Reason for Designation
This brick building is believed to be the oldest surviving commercial structure in downtown Welland. It was built circa 1856 for Dr. Alfred J. Burns in the early Italianate commercial style. The north facade facing West Main Street in particular displays many characteristics typical of this style. These include an elaborate and deeply projecting wooden cornice at the roof supported by ornamental brackets and underscored by a continuous decorative frieze; double hung two over two second story windows in semicircular arch shape topped with brick voussoirs and keystones and a secondary decorative bracketed wooden cornice above two deeply recessed first floor storefronts. The oldest storefront, no. 75 at the easterly end of the building, remains virtually unchanged since the 19th century with original wooden columns flanking the entry and original transom windows of coloured, pebbled glass in fanlight pattern above its two display windows.
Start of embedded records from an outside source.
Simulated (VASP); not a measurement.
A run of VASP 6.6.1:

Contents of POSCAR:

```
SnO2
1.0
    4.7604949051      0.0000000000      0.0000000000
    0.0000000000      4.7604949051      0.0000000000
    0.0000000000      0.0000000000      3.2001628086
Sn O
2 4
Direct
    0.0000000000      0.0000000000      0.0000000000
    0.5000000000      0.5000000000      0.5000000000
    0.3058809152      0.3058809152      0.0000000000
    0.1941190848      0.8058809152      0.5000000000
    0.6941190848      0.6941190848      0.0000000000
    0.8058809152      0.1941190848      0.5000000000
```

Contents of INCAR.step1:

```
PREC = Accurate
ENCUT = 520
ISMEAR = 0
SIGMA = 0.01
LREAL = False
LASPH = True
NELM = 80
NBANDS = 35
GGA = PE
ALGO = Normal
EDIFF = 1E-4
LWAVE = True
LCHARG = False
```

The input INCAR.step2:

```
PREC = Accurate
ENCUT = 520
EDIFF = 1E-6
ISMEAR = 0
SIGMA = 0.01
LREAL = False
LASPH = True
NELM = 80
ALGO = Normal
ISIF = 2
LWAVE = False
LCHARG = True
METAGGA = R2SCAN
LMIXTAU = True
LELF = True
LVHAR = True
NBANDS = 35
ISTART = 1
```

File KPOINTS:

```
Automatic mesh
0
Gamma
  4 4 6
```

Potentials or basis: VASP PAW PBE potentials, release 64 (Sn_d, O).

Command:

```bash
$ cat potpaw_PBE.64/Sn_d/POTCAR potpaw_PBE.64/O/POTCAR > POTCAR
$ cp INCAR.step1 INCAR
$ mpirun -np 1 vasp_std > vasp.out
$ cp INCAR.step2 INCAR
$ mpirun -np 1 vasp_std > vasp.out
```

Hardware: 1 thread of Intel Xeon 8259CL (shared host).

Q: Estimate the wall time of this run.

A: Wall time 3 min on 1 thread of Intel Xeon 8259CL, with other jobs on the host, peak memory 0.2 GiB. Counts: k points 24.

The original owner, Dr. Alfred Burns, who used the building as a home and office, was one of the first physicians to serve the hamlet of Merrittsville (later Welland). He died in 1861 at the early age of 29. The building was purchased from Dr. Burns shortly after its construction by Jesse Stoner, and remained in the hands of the Stoner family until 1872, when it was sold to Charlotte Tuckey. Jesse Stoner was the grandson of Christian Stoner, one of the first pioneers to settle in Humberstone Township from Pennsylvania. Jesse’s wife Catherine was the daughter of David Price, known as “Welland’s first settler”. Catherine Street (“the Brick Road”) is named for Catherine Stoner.
For the majority of the years between 1872 and 1929, this was the location of Tuckey’s Jewellers, run by Charlotte’s husband James, and later their son James A. Tuckey, until his death in 1929. James A. Tuckey converted the west side of the building (no. 77) from residential to commercial use about 1920, and over the course of the twentieth century the two retail spaces housed, in addition to Tuckey’s jewellers, Stanley Jackson’s Jewellers, John Oliver’s wallpaper, barbers George A. Pearsons and Charles Goss and, from 1946 until the end of the century, John Aceti’s barbershop. The building is currently owned by Gordon Lee and the entire first floor commercial area is occupied by a florist shop, Blooms and Petals by Laura.